Over the years, I have heard so many different reasons why couples argue and fight. Most, if not all couples, have had an argument at some point in the marriage, and if you have not, congrats – you’re the only ones!
Arguments and fights happen, and it is OK. I have noticed the arguments that tend to happen over and over again for couples stem from one or more of 10 key areas. Over the next 10 weeks, I’m going to highlight these areas that most often cause fights and arguments and ways to begin to change the conversations surrounding them.
So first, can you guess the most common area couples fight about?
Money tends to be one of the hardest areas for individuals and couples alike to talk about. It can be so hard to sit down and look at finances and spending habits that couples will go years without ever talking about money.
Often couples fall into one of two camps:
- Couples that just check the bank account once in a while or look at the bills when they get paid (if they get paid), and don’t look further.
- One partner does all of the banking and the other one just doesn’t ask or even look at the bank account.
Do one of these sound like you and your partner? No matter which rings true for a couple, fights about money happen for a variety of reasons. One person may spend too much while one person does not spend at all. One wants to save, one wants to spend. One wants to buy new and more things, the other one is happy with what they already have. If left unchecked all of these little spending habits can erupt into a huge argument!
Tips for Having the “Money” Talk
There are different ways of looking at and talking about spending habits and money management systems as a couple:
Make the time to talk. My first recommendation is always to sit down at a mutually agreed upon time and look at your finances together. It doesn’t matter if you are newly engaged or married for 50 years – sit down and identify what comes in and what goes out on a monthly basis.
Be honest. As we often hear: marriage and relationships are about compromise and honesty. The reason you’ll hear this so often is because it’s true! So, be honest and tell each other what you want to purchase and why it is important to each of you. Couples who are intentional about talking about what they want to spend their money on are more likely to be open in other areas of life.
Listen and collaborate. After listening to what is important to each other, work together to develop a plan for spending based on what is important to each of you. For some couples, this means having separate accounts so they can spend their money how they want and contribute equally to the bills that are due. Other couples each take an allowance of spending money for a week or 2 weeks and then can spend the money how they see fit.
Seek out additional resources. There are tons of resources to help guide you in your money conversations. Some of my favorites are Naked and Unashamed-10 Conversations Every Couple Must Have and Money Talks: The Ultimate Couple’s Guide to Communicating About Money.

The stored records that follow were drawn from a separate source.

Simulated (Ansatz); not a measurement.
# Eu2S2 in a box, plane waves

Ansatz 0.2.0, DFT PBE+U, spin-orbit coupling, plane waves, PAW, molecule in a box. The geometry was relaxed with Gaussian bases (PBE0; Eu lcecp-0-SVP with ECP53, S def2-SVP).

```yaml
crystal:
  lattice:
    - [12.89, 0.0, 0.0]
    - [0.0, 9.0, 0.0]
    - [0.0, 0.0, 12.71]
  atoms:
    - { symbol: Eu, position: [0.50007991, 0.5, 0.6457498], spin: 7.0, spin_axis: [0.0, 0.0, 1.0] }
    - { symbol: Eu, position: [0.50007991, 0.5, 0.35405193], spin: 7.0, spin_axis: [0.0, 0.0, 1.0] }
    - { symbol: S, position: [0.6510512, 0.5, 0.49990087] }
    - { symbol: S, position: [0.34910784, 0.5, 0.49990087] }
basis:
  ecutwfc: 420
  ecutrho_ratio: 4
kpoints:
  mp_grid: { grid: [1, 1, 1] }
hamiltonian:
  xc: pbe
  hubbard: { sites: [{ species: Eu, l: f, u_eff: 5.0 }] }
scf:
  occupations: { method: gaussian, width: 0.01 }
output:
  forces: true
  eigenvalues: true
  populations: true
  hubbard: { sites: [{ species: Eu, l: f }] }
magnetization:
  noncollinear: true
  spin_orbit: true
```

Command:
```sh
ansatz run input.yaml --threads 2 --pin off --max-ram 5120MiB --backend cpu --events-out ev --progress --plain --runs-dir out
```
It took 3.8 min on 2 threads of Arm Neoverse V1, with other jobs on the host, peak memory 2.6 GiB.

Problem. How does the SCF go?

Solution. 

If you are still having a hard time with getting a handle on your finances, you can seek out a financial planner to help.
A couples counselor can also help you minimize defensiveness and guide you on having upfront and honest conversations about money.
If you find you and your spouse always arguing about money, it’s OK – you are not alone! Again, this all boils down to communication and honesty. We are more afraid of talking about money than we need to be. It can take some practice, but truly, it is not painful to be honest about your finances!